YOKOHAMA, Japan -- There hasn't been a lot of storybook endings for American teams thus far at these Tokyo Olympics. And what had all kinds of potential to be an emotional victory for USA Softball ended bitterly Tuesday night.
Japan beat the Americans 2-0 to take the gold medal in a special one-off event for these games, magnifying the importance of the near miss for the U.S. players, many of whom wiped away tears after settling for silver.
As with any high-stakes softball game, there were many little moments that ultimately proved crucial. But the entire game was summed up in the bottom of the sixth. With two on and one out and slugger Amanda Chidester up, a moment that will be remembered for a long time by the players in this game unfolded.
Chidester hit a rocket down the third-base line that smashed into Japan third baseman Yu Yamamoto's arm. At that point, the ball could've gone anywhere, and it seemed certain the Americans were going to get one run and maybe even two. But the ball bounded right to shortstop Mana Atsumi, who made a leaping catch and doubled off a runner to end the inning.
The stunned looks on the U.S. faces following that moment summed up the game.
"Fortune went the way of Japan on that," said U.S. coach Ken Eriksen. "It wasn't our day, we had some bad luck."
The Americans made many great defensive plays in the game themselves, from Janie Reed robbing a potential two-run homer with a leaping grab in left field, to right fielder Michelle Moultrie making a leaping catch, to a brilliant play by shortstop Delaney Spaulding that saved a run.
It ended up just another classic chapter in a rivalry that will be owned by Japan for the foreseeable future.
Softball was added to the games at host country Japan's request, and from the moment it became official, this matchup seemed inevitable. Japan upset Team USA in Beijing to take the gold in 2008, the last time softball was contested and the only time the Americans didn't win in the four Olympics they were contested.
There was remarkable symmetry and old rivalries at play. The starting pitching matchup, 39-year-old Japanese softball legend Yukiko Ueno against 38-year-old Texan Cat Osterman, was a rematch of the 2008 gold-medal game.

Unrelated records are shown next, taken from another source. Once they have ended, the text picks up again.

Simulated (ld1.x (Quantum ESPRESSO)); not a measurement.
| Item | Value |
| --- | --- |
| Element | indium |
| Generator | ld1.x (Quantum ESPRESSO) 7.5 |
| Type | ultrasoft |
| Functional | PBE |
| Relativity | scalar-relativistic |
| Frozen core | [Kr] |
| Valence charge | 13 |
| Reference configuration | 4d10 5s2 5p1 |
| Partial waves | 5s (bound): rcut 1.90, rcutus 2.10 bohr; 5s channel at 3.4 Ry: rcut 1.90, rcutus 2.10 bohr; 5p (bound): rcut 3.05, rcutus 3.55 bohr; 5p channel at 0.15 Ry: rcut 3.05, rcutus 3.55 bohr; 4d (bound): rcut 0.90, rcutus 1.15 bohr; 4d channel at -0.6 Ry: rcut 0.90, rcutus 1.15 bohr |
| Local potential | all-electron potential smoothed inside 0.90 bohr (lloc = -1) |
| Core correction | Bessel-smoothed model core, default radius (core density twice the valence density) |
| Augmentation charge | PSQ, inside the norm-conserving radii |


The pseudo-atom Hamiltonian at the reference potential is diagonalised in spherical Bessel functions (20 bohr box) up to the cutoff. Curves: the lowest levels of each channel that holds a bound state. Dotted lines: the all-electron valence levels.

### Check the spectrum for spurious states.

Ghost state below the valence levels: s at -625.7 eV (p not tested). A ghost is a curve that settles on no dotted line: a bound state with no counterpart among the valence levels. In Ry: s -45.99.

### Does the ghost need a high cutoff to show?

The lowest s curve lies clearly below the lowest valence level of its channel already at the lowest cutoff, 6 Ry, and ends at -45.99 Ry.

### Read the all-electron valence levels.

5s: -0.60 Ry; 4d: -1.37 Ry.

Ueno's 413-pitch performance over the last three games in Beijing is regarded as one of the most impressive in the sport's history. The performance Ueno gave in this one wasn't quite the same in terms of endurance, but considering the circumstances, it will be savored in her home country.
A day after losing a pool play game to the Americans when allowing a walk-off homer, Ueno gave up just two hits over six shutout innings, providing the steady start her team needed.
"It just proves the peak age for softball players is not 22," said U.S. pitcher Monica Abbott, who turns 36 on Wednesday. "In some ways I think she's a softball god. Things always go her way."
Osterman was not as strong and was lifted after two innings. The Americans ended up using three pitchers, including Abbott, who like Osterman is regarded as one of the best pitchers in U.S. history.
After giving up just two runs in the entire tournament coming in, none of the U.S. pitchers were sharp. Ally Carda, who pitched 2 2/3 innings in relief of Osterman, gave up two runs on three hits, taking the loss.
One run was scored on an infield single by Atsumi and another when Yamato Fujita came through with a two-out hit for insurance in the fifth inning.
"You have your eye on that prize and to not accomplish that, it stings," Osterman said. "I've never been on a team that had so much fight."
Other than the wild double play in the sixth, the only other time the U.S. threatened was in the first, when Reed tripled, but was out at the plate when she tried to score on a wild pitch.
"In our game sometimes the scoreboard lies," Eriksen said. "You can play a really, really good game and not end up on the side of winning."